GPU Compute Model and Memory Hierarchy

The Figure 1 here shows the high level compute model and memory in GPU. We can see that there are three types of memory affect GPU computation. CPU memory (data loading etc), GPU high bandwidth memory (the gpu memory we usually mentioned), and GPU caches (SRAM). These memories are of different size and bandwidth (read speed). The idea of flash attention is to design IO-aware fused computation kernel to save memory access to speed up training job.

gpu memory Figure 1. GPU memory

Figure 2 shows a more detailed hierarchy of GPU memory in A100. Notice that cache is specific to each compute unit.

gpu memory hierarchy Figure 2. GPU memory hierarchy

IO-aware Computation

First let’s take a look at the vallina attention computation which is shown below

Vallina attention algorithm Figure 3. Vallina attention computation

Essentially, each of the operation follows the three steps of operation below.
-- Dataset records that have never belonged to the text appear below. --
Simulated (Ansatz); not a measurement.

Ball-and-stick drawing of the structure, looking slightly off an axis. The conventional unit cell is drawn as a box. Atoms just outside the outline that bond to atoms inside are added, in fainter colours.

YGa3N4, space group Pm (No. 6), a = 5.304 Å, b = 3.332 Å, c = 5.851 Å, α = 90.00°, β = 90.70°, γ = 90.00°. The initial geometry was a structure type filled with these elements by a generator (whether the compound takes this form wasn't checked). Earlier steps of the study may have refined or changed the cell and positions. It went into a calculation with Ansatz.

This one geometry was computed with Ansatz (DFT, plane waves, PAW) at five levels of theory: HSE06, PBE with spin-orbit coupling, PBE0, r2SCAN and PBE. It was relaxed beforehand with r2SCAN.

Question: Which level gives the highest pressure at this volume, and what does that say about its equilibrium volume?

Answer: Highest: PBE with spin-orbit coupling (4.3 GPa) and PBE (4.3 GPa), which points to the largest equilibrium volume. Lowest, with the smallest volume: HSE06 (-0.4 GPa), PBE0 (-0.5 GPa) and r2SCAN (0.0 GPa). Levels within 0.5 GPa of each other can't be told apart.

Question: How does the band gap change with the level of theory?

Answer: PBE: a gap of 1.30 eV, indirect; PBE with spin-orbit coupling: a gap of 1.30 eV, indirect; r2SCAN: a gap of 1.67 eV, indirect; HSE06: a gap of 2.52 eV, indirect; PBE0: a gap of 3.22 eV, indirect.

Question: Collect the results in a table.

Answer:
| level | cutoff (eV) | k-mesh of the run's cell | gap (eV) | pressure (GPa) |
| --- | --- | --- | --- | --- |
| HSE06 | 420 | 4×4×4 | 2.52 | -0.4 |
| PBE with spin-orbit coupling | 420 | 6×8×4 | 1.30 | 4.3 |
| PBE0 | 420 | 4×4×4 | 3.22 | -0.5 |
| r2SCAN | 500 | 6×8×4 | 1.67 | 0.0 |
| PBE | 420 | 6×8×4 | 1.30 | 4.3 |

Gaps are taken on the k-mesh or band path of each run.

  • Read op — Move tensor from HBM to SRAM
  • Compute op - Perform compute intensive task on SRAM
  • write op - move tensor back from SRAM to HBM

The breakdown of these computation is as follows. Apparently, all these green ops in the vallina attention can be saved.

Vallina attention algorithm Figure 4. Vallina attention computation break down

However, it’s hard to put giant attention matrix of size [N x N] in the cache. The idea to solve this challenge is to use tiling. Concretely, we slice the matrices into smaller blocks and in each of Q K computation, we do it in a small block scale. The output of the small block thus can be saved on the cache. This sounds perfectly except that softmax op is not possible with small block computation. Lucklily there are already some studies dealing with this [1-2]. Before talking about this, let’s first revisit stable softmax computation.

Blockwise Softmax

Underflow in numerical computation can cause precision issue. Overflow can be more problematic because it usually leads to divergence of training job (some may argue silent error is more detrimental :)). Softmax operation involves exponential computation which without careful handling can easily lead to overflow (such as exp(2000)).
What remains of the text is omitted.